Mr. Oram's mill came to be known as Dungate or Duncton mill and is first shown on Yeakell and Gardner's map of 1780. A sale notice in 1816 described this as; "a substantial built post mill carrying two pairs of stones." She was brought into the wind by hand using a tailpole and talthur as is Nutley post mill on Ashdown Forest today.
Sadly no illustration of this mill survives. Although it is popularly believed that John Constable painted her, none of his windmill works carried out during visits to Brighton in the 1820s appear to represent this mill.
She was undoubtedly equipped with common sweeps in her early days, these being covered to a greater or lesser degree with canvas according to the strength of wind. This again can be seen at Nutley.

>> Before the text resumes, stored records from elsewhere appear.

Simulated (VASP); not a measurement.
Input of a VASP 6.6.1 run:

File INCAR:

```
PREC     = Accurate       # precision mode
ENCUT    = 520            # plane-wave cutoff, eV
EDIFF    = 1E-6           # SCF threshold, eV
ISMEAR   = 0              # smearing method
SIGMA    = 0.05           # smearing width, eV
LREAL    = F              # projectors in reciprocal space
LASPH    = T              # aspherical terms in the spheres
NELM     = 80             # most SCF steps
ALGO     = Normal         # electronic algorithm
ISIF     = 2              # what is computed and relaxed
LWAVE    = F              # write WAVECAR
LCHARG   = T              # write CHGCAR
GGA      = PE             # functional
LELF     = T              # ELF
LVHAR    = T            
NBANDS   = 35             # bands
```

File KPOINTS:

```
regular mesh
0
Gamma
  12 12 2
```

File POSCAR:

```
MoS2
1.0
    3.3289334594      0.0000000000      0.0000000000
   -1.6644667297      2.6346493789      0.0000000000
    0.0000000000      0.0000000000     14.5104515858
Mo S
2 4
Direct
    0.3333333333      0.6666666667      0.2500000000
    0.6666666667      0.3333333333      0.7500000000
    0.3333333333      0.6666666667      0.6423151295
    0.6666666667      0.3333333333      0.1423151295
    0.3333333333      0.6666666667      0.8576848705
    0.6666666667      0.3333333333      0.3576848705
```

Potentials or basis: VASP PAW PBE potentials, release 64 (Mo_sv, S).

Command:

These sweeps may well have been modernised later, with the coming of spring-shuttered sweeps in the late 18th century and Cubitt's patent shuttered sweeps in the early 19th century which used a counterweight system.
Unlike Nutley however, Duncton mill had a single-storey brick roundhouse surrounding the trestle timbers. This was left standing when the mill was taken down about 1866, and still stands next to the tower of Jack. Millers included Edward Oram 1767-1787, John Geere 1809, Thomas Hicks 1810, and John Hamlin 1816. Later came James Mitchell who is shown on the Tithe Award Map of Clayton for 1838 as 'tenant miller'. The mill ground was owned by William John Campion.
Kelly's Directory and the census returns show Mr. Mitchell initially as 'farmer-miller'.
Amongst his casual customers during the year the names Medhurst and Lashmar appear, both of whom figure in the history of the second post mill to stand on the hill.
Duncton mill was bringing in an annual income of over £ 2,500 and Mitchell felt the need to expand his business. John Young Lashmar had been working a Brighton post mill, built in 1821, which stood to the east of Dyke Road on a site which is today occupied by part of Russell Terrace and immediately above Belmont railway tunnel.
A newspaper item dated 16th January 1830 reads: "On Sunday last while Lashmar's mill was working the main beam suddenly broke, and the swifts, or sails, which turn thereon, were carried a considerable distance. Two of them struck a storehouse in a corner of the field, in which the mill stands, and carried away nearly all the slated roof ". A new metal canister was fitted the following year, cast into this is the legend "I.L. 1831", being the millwrights Ingledew and Lashmar.
This mill was the most southerly of three post mills on the road as shown in an engraving dated 1847. Earlier Nash had painted a scene in 1839 which showed the eastern portal of Belmont tunnel under construction, with the top of Mr. Lashmar's mill showing over the hill above. This was just before the completion of the Shoreham line out of Brighton which pre-dated the through line from London. These
illustrations show the mill here to have had a roof-mounted fan similar to that seen at Icklesham mill near Rye in East Sussex.
Brighton was expanding rapidly with the coming of the railways and building work progressed back from the sea, taking away Mr. Lashmar's wind. The mill was no doubt idle before being removed to allow Russell Terrace to be built. In 1852 Mitchell purchased Lashmar's mill and had her brought up to Clayton where she was re-erected to the west of the old Duncton post mill.
The date of her removal is confirmed by a sale notice which appeared in the Brighton Gazette for the fortnight commencing 1st April 1852.